# Differences in Passenger Clientele by airport



## Seaboard92 (Oct 4, 2018)

I was flying a long haul flight two times in the last two weeks ORD-FRA and FRA-JFK and I observed something that I wonder if you guys have noticed for other airports.

The American passengers out of Chicago were mostly from the Midwest with a handful of people from the west coast, and east coast with connections. But on the whole everyone was very pleasant and were courteous of each other. From where I was everyone tried to not recline to the maximum so everyone had some degree of comfort. Helped others stow items in the overhead. And obeyed the flight attendant without question.

Meanwhile on the flight to the United States to New York was completely different. It seamed like everyone but a handful reclined the seats as far back as possible, moved items in the overhead so their items would be closer, and all around complained about everything. The passengers regularly argued with the crew over small things. One person thought they should be able to land with their seat fully reclined, another needed to finish a phone call while taxing, among many other things.

From my experience in Portland, OR origination/termination flights people tend to be excessively helpful, nice, and friendly.

So here is my question that I'm opening up for lively debate.

Do different airports have different clientele and how do they act generally? Is this brought on by a cultural surrounding of the city, region, or national level or is it the luck of the draw?


----------



## cpotisch (Oct 4, 2018)

I've had similar experiences. When I flew into NC and out of SC this summer (for camp), people seemed to be much friendlier. This was even the case with the TSA officers. A bunch of them even remarked on how much they loved my t-shirt. You NEVER experience stuff like that at JFK.


----------



## GBNorman (Oct 4, 2018)

Welcome to the world of "New Yawkers". I was born and raised around there. "Southern Gentleman" is a non-term.

On the rails, I can recall an incident a few years ago at Lorton when a Caddy pulled up five minutes after closing. Honking the distinctive Caddy horn, watching "heated" discussion, and someone making a certified jerk of themselves.

Meanwhile, back at Miami International last January, some NY'ers were less than nice about the crowds waiting for an oversold flight to ORD. They were boarded, and probably just as well.

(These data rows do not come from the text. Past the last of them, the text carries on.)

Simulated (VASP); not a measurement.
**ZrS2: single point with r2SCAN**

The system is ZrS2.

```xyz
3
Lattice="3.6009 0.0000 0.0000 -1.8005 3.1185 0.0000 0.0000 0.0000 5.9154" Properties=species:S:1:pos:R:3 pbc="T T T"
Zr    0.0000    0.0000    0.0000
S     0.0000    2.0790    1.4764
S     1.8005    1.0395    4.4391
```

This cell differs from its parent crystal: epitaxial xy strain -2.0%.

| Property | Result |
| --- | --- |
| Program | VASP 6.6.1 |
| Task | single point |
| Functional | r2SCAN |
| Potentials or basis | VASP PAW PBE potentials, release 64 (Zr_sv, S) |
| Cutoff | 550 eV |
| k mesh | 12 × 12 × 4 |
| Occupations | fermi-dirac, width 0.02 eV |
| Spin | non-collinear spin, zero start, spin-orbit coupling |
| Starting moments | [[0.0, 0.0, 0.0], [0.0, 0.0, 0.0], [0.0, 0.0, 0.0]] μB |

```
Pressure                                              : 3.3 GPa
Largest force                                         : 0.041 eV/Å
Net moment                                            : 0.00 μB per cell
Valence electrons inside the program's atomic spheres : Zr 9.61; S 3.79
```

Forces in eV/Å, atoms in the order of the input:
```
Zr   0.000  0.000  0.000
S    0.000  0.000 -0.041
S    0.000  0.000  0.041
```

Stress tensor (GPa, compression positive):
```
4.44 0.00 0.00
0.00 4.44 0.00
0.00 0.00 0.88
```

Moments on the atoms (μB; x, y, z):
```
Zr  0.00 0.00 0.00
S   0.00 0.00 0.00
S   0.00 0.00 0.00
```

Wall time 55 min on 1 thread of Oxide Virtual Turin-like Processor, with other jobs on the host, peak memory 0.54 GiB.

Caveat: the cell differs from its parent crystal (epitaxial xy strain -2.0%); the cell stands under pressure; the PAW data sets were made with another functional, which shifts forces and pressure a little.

Now what were passengers going to EWR doing on a flight to ORD? "Such a deal" they told me at MIA they got from one third party site or the other.


----------



## jis (Oct 4, 2018)

Or out on a points run, the Traveler style




- though in that case they would have done better boarding a flight to SFO


----------



## AutoTrDvr (Oct 4, 2018)

Agreed, It pretty much reflects the culture where the airport is based. But it isn't just about things like this. I've always held the belief that people think much differently, often based on the culture of their geographic location,

One of the things I noticed when heading out to college in the Chicago area (from NY/NJ) is that people in the midwest handle "trust" a lot more differently than in the Northeast. In the NY/NJ area, you start off not having the trust of others and having to earn it... but once earned, it's difficult to lose, unless you really do something moronically stupid. In the mid-west, you don't have to earn the trust, initially. You are trusted from the beginning. But God help you if you ever lose that trust....

Things like that....


----------



## cpotisch (Oct 4, 2018)

AutoTrDvr said:


> One of the things I noticed when heading out to college in the Chicago area (from NY/NJ) is that people in the midwest handle "trust" a lot more differently than in the Northeast. In the NY/NJ area, you start off not having the trust of others and having to earn it... but once earned, it's difficult to lose, unless you really do something moronically stupid. In the mid-west, you don't have to earn the trust, initially. You are trusted from the beginning. But God help you if you ever lose that trust....
> 
> Things like that....


I experienced a similar especially trusting dynamic in NC. The employee from the camp who picked me and one other camper up from the airport (Asheville) was offered a plastic bag of free cherries from a random stranger in the terminal, which he accepted and ate happily. I can't imagine anyone in NY or NJ would accept cherries from a random stranger in an airport in a million years.


----------



## B757Guy (Oct 4, 2018)

Try being part of a NYC based flight crew the last 20 years! I have seen it all!


----------



## BCL (Oct 4, 2018)

Not sure about the basic premise. No area is monolithic and travelers are individuals with their own sense of what is or isn't appropriate. On top of that, at airports you're inevitably going to be dealing with visitors from somewhere else.


----------



## trainman74 (Oct 4, 2018)

Many have observed the "miracle" that occurs on flights from Florida to New York, in which half the passengers need wheelchairs to get to the gate for departure -- but on arrival, they're in good enough shape to barge off the plane under their own power.


----------



## caravanman (Oct 4, 2018)

Maybe the flight departure times have more to do with passengers moods than the airport's location?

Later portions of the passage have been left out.